Jon Hilsenrath and Brian Blackstone in an article in today’s WSJ titled, “Inside the Risky Bets of Central Banks,” describe how the major central bankers of the world meet every two months on Sunday evenings to exchange views over a fine dinner on the 18th floor of the BIS’s cylindrical tower in Basel, Switzerland, overlooking the Rhine. The talks are secret. No transcripts or minutes are kept:
Over Sunday dinners in Basel, which often stretch to three hours, they now talk of pressing, real-world problems with authority. The meals are part of two-day meetings held six times a year at the BIS. Dinner guests include leaders of the Fed, ECB, Bank of England and Bank of Japan, as well as central bankers from India, China, Mexico, Brazil and a few other countries.

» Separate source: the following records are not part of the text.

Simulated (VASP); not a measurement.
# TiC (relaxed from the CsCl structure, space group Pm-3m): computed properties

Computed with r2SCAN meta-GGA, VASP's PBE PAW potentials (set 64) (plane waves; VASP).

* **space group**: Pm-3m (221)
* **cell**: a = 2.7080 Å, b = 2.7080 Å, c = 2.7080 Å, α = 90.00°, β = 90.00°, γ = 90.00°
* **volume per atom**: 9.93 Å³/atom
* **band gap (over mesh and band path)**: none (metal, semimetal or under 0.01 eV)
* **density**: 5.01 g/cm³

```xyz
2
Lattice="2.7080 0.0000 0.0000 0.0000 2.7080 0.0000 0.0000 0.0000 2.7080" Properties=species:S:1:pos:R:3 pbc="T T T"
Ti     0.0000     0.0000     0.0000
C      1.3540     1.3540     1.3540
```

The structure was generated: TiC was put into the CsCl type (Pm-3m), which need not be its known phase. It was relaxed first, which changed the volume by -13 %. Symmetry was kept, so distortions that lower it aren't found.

The article notes that several members of the “clique” of central bankers are macroeconomists who received their PhDs from MIT. They emerged from their studies “with a belief that government could help to smooth out economic downturns. Central banks play a particularly important role in this view, not only by setting interest rates but also by influencing public expectations through carefully worded statements.” Here is a brief background on the BIS from the article:
The role of the Bank for International Settlements has broadened since it was formed in 1930 to handle reparation payments imposed on Germany after World War I. In the 1970s, it became the center of discussions on bank capital rules. In the 1990s, it became the meeting place for central bankers to talk about the global economy.